UT Researchers Work with NASA to View Oldest Galaxies via James Webb Telescope
- Sep 29, 2022
Two images from NASA’s James Webb Space Telescope have shown what may be among the earliest galaxies ever observed. Both include objects from more than 13 billion years ago.
The images represent some of the first from a collaboration of astronomers and academic researchers — including the Department of Astronomy and the Texas Advanced Computing Center (TACC) at The University of Texas at Austin — who are teaming with NASA and global partners to uncover new insights about the universe.
Associate Professor of Astronomy Steven Finkelstein is principal investigator for the Cosmic Evolution Early Release Science Survey (CEER), from which these images were taken. The CEERS Collaboration is composed of 18 co-investigators from 12 institutions and more than 100 collaborators from the U.S. and nine other countries.
Before the telescope data came in, Micaela Bagley, a postdoctoral researcher at UT Austin and one of the CEERS imaging leads, led a group processing the real images so the data could be analyzed by the whole team. TACC hosted a presentation by Bagley on September 30 at its TACC Symposium for Texas Researchers.
Researchers used supercomputers at TACC for the initial image processing: Stampede2 was used to remove background noise and artifacts, and Frontera, the world’s most powerful supercomputer at a U.S. university, was used to stitch together the images to form a single mosaic.
“High-performance computing power made it possible to combine myriad images and hold the frames in memory at once for processing, resulting in a single beautiful image,” Finkelstein said.

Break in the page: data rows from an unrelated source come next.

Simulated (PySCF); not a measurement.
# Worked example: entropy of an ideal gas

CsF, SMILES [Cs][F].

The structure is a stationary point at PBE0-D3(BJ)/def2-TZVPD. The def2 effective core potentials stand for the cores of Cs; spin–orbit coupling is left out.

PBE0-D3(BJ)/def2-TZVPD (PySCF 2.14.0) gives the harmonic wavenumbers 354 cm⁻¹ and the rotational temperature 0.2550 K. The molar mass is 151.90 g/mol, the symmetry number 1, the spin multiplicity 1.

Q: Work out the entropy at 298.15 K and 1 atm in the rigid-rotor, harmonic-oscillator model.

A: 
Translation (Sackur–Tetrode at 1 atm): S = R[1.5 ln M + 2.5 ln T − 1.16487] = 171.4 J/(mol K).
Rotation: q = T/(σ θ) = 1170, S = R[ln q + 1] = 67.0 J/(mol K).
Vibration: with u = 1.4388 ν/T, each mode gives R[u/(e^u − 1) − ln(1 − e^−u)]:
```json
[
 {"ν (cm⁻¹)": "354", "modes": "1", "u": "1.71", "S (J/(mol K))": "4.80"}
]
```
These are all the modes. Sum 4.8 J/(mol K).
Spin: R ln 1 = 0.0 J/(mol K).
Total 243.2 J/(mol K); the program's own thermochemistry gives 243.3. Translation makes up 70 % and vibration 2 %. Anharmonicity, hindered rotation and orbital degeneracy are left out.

Webb’s primary mirror is about seven meters in diameter, dwarfing any other telescope in space and most on the ground. Webb is 10 times as powerful as the Hubble Space Telescope, allowing it to pull in fainter galaxies from all epochs of cosmic time — from here to almost infinity.
“It’s amazing to see a point of light from Hubble turn into a whole, beautifully shaped galaxy in these new James Webb images, and other galaxies just pop up out of nowhere,” Finkelstein said.